Very large councils make this harder for everyone by distancing decision-making from communities.

Children's services and SEND

Option 4d strengthens services for children and families by:

  • giving each council full responsibility for safeguarding, early help, SEND and youth services
  • improving alignment with schools, health and police
  • supporting earlier intervention and family-based support
  • making SEND planning more responsive to local need
  • providing clearer accountability for outcomes.

Very large councils increase safeguarding risk by distancing leadership from communities.

Housing and homelessness

Option 4d:

  • brings housing supply, homelessness prevention and regulation into one organisation at each unitary
  • strengthens links between housing, health and social care
  • enables faster, clearer decisions
  • improves prevention of rough sleeping and repeat homelessness
  • allows tailored responses to coastal, urban and rural housing pressures.

Transport and highways

Transport is one of the most visible tests of council performance. Option 4d:

  • removes duplication between county and district roles
  • creates a single accountable authority for local roads and transport
  • improves response times to maintenance and safety issues
  • integrates transport with housing and regeneration
  • enables strategic transport planning through a Combined County Authority.

Residents will know exactly who is responsible.

Community safety, policing and fire

Option 4d aligns boundaries with Kent Police and Kent Resilience Forum geographies. This will:

  • improve coordination for emergency planning, incident reporting and enforcement
  • strengthen alignment with police, fire and resilience arrangements at neighbourhood level
  • strengthen neighbourhood safety partnerships.

Culture, heritage and leisure

Option 4d is based on the impact that place and local decision making has on individuals and communities. It will:

  • protect civic identity and local pride
  • keep libraries, museums and leisure services locally visible
  • link culture to health, wellbeing and regeneration
  • support tourism and local economies
  • enable place-based cultural strategies.
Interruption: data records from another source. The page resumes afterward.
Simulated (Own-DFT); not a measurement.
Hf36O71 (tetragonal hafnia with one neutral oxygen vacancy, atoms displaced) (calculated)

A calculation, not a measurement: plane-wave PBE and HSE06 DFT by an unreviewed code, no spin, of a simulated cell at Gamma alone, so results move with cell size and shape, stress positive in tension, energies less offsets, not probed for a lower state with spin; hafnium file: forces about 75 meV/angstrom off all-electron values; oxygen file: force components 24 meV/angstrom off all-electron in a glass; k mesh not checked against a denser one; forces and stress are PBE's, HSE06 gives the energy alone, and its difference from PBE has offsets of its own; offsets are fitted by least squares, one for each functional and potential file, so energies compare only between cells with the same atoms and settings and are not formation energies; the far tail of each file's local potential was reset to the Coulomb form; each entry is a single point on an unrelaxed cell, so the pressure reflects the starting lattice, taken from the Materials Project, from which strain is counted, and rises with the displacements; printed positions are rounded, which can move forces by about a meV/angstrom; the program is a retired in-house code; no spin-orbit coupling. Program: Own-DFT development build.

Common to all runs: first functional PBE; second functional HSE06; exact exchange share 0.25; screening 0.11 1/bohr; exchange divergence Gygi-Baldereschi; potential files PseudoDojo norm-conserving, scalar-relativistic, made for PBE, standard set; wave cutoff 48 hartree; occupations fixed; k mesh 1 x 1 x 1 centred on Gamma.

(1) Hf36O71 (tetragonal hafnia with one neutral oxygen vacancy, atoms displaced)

Large authorities often marginalise these services. Option 4d does not.

Economic growth, skills and regeneration

Option 4d combines local delivery with strategic coordination, supporting more inclusive and sustainable growth through:

  • councils leading town centre renewal and regeneration
  • skills provision aligning with local labour markets
  • targeted support for coastal, rural and urban economies
  • strategic investment coordinated through a Combined County Authority
  • stronger links between planning, transport and growth.

Financial sustainability and workforce stability

Option 4d is financially credible through:

  • significant recurring annual savings
  • removal of duplicated systems and management
  • strong reserves across the four councils
  • manageable payback period.

Stronger democracy and public trust

Option 4d strengthens local democracy by:

  • creating councils aligned with places people recognise
  • providing clear lines of accountability
  • supporting neighbourhood, town and parish engagement
  • improving scrutiny and transparency
  • increasing public confidence in decision-making.